Today’s Daily Reckoning – Welcome to Squanderville

“… We recognize that we have a big debt to the generations that went before us—their sacrifices have helped ma[ke] us what we are … and made the country what it is. They saved. They invented. They built. What we see around us is mostly the result of their hard work … and many years of saving. If our ancestors had used up everything they produced, there would have been nothing left behind. But they didn’t. They left us their inventions and their constructions. They left us money, too. In the post-WWI period up until the mid-‘1980s, America was the world’s biggest creditor. More people owed more money to Americans than to any other nation. Public finances were occasionally stretched—such as during WWII itself—but from the founding of the republic almost until the Reagan years, each federal administration generally tried to leave the government cash till in about the same state it found it.”

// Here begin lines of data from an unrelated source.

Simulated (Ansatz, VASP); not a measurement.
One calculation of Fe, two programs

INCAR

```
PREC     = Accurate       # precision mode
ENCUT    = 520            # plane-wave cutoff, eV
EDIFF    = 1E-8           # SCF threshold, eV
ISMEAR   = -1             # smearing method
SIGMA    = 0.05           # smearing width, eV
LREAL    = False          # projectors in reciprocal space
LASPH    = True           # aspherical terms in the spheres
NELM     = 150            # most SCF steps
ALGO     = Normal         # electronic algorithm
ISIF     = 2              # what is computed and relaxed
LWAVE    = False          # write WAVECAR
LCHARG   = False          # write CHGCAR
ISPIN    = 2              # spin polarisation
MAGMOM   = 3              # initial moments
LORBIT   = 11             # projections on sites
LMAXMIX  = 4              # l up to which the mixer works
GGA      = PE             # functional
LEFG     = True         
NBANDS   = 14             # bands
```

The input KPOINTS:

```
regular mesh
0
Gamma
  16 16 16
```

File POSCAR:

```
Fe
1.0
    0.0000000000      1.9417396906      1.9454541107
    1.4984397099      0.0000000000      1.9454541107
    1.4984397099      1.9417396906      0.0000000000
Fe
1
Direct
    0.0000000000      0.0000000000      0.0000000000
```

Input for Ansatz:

“But in the space of a single generation, that huge legacy of capital and custom has been squandered. Now, the United States is the world’s greatest debtor—by a huge margin. Every year, it spends approximately 6% more than it earns. Its leaders have abandoned the virtuous practices of our ancestors. They no longer even pay them the homage of hypocrisy; they don’t even pretend to balance the budget, and the latest tally reported in these reckonings put the total unfunded liability at $61 trillion. This has effectively bankrupted the average family. It also turns every new baby in the U.S.A. into a major debtor—with more than $100,000 worth of unpaid bills—on the day he is born.”